(Sidney Lumet, 1960)
Sidney Lumet made a lot of great movies, including one of my favorite movies ever, written by another great American playwright, The Verdict. This movie, made four decades earlier and starring the greatest movie star actor of all time, isn't one of them. Unlike Lumet's debut, the classic 12 Angry Men (also now a Criterion film), this movie fails to transcend its theatrical roots - the dialog is over dramatized and the camera feels oddly static even when Lumet puts it somewhere interesting. The movie often feels like a teleplay rather than a film.
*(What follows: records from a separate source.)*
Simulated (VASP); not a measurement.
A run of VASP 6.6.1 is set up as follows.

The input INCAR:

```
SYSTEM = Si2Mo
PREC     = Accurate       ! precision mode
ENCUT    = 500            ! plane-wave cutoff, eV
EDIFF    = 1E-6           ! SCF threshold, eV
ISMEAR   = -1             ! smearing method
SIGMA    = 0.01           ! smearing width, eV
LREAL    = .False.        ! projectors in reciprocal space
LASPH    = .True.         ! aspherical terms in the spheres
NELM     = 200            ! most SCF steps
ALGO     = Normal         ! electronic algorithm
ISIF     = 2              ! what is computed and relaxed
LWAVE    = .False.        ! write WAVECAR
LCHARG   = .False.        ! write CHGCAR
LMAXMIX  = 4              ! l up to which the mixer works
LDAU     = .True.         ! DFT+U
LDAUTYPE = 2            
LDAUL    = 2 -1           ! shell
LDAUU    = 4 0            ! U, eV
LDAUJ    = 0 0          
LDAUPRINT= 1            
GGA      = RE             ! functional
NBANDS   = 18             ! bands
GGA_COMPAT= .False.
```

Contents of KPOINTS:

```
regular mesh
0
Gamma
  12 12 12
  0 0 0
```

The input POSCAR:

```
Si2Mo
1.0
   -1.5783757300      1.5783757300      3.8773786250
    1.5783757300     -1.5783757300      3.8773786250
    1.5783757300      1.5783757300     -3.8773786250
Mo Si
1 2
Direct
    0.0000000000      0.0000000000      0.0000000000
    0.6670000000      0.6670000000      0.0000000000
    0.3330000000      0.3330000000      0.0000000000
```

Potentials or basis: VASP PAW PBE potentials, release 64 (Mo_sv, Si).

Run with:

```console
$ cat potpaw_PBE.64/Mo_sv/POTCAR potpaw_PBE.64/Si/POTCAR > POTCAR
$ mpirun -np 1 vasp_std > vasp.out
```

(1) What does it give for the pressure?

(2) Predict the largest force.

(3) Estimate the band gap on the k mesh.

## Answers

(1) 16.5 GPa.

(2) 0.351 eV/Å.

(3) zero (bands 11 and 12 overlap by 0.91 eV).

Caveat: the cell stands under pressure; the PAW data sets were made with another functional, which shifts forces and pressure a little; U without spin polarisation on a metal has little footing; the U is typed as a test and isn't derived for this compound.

There is one reason to see The Fugitive Kind: Marlon Brando, who gives one of his many spectacular performances. Though it's not as great and obviously not as iconic as his performance in Tennessee Williams's better and better-known A Streetcar Named Desire, Brando's work here is subtle and stirring. It's another reminder of just how great he was, how easy it was for him to transcend his material without removing himself from it. As we move farther away from Brando's late-era physical collapse and poor film selection in the last two decades of his career (save The Freshman, which looks prescient now that DeNiro has turned himself into a parody), the actor's true place in history will be restored more and more. Quite simply, we wouldn't have film acting as we know it without Marlon Brando. Seeing him in a movie that is so obviously unable to avoid the pitfalls of theatrical adaptation makes the gap between him and everyone else even more clear.